The recommendation to clarify the criteria for serious wrong exemption in the lobbying rules would help to make clearer what constitutes a conflict of interest. In the case I have referred to, the Committee said that that exemption should be treated as a narrow exemption, not a wide loophole. I of course support the recommendation that there should be clarification.

We need to ensure that there is consistency when it comes to standards for MPs and Government Ministers. I therefore strongly support the recommendation, detailed by my hon. Friend, about ensuring that ministerial gifts and benefits can be found in the same place as information about MPs. I also support the recommendation about transparency and ease of use of the website. My goodness, it is sometimes hard to find even one’s own details in full.

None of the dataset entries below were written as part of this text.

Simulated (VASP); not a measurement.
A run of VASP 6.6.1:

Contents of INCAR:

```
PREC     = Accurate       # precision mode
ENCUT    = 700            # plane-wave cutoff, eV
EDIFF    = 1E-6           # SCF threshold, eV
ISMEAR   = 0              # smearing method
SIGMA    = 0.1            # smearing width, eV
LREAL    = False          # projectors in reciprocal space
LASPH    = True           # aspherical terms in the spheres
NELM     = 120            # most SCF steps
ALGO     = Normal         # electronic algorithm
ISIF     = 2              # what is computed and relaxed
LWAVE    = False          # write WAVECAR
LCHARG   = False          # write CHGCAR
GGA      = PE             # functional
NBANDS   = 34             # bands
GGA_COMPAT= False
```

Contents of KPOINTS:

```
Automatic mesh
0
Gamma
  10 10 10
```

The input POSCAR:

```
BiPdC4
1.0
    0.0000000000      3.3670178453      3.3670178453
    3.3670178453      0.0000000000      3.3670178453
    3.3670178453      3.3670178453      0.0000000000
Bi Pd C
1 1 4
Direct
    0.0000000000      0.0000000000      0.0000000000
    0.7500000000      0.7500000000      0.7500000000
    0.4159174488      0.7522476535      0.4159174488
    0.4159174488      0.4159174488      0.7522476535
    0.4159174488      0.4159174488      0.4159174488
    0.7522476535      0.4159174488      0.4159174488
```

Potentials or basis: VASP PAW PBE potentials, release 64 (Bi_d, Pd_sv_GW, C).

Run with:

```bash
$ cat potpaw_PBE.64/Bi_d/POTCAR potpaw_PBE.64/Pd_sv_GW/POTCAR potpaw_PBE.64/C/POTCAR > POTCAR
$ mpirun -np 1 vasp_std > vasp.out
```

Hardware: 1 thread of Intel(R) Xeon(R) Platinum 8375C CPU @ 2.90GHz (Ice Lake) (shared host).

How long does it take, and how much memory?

I feel that any strengthening of the system—I know that this is outwith the scope of the report—should be accompanied by a strengthening of the ministerial code. The last Labour Government legislated to clean up politics after the sleaze of the 1990s, with various significant measures relating to, for instance, freedom of information, the ministerial code itself, and public registers. We have put forward a plan that the next Labour Government would introduce to strengthen the system, but of course we cannot wait a day longer to protect and strengthen our standards systems. I urge all Members who have not yet read the report to read it in detail. In fact, we could have a quiz—a party game. Who knows what paragraph 174 says? I do. We could also encourage our colleagues to respond to the request for consultation—I think we have another week or so to go.

I hope that the Government have learnt from the fiasco that surrounded the former Member of Parliament for North Shropshire, and I hope that all of us can get behind a new, invigorated system of standards. Wherever we end up, we have to salute and support it, because it says so much about our democracy that we have these standards and pride ourselves on trying to live up to them.